The male mummy was composed of parts of people who lived hundreds of years apart. Weird!
Now, why in the name of Sean Connery someone would do this is anyone's guess. One theory is that it could have been an attempt to combine people from different clans or ancestries to create a symbol of a single shared lineage, but, like, couldn't they have just come up with a flag or a national anthem or something?
You can read the research and see more pictures in the links below.
[sad trombone]
Finally, I wanted to sign off with our first ever and so very regrettable SciShow Correction. On June 21st, we posted a Dose about absolute zero in which I described Kelvin temperatures in terms of degrees, which is totally and embarrassingly wrong.
Degrees are only used to denote temperatures in scales that are basically arbitrary. For instance, the Celsius scale is based on water freezing at 0 and boiling at 100 degrees, and a degree is just 1/100 of the difference between the two.
The Fahrenheit scale is just a totally useless mess.
But, because the Kelvin scale is structured around absolutes, namely absolute zero, which you can learn about here, degrees aren't needed because the scale totally makes sense on its own.

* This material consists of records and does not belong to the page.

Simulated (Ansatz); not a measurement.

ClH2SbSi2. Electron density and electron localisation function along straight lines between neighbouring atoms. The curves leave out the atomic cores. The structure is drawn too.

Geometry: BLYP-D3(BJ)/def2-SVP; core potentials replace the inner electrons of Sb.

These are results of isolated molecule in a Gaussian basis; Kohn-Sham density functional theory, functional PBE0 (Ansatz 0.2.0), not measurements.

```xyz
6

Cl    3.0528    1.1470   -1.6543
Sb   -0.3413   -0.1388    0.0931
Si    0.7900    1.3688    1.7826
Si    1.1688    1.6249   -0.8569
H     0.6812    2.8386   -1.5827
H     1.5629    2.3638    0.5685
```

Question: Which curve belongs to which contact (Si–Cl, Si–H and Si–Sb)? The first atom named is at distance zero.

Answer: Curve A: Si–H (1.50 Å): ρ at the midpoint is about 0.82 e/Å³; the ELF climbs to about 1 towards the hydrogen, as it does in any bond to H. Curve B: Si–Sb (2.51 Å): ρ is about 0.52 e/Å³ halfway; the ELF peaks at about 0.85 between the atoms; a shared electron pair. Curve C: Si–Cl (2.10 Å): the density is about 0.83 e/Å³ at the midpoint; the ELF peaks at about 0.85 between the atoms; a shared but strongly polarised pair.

For instance, something with a temperature of 100 Kelvin has twice the heat energy of something that's 50 Kelvin, but that's not true for, say, 100 degrees Celsius compared with 50 degrees Celsius. Celsius is arbitrary, Kelvin is absolute.
We used the wrong term because I and the people who write and edit most of our scripts are not as smart as you are.
And, of course, I have to offer my personal and most abject apology to William Thomson, 1st Baron Kelvin; mea culpa, sir.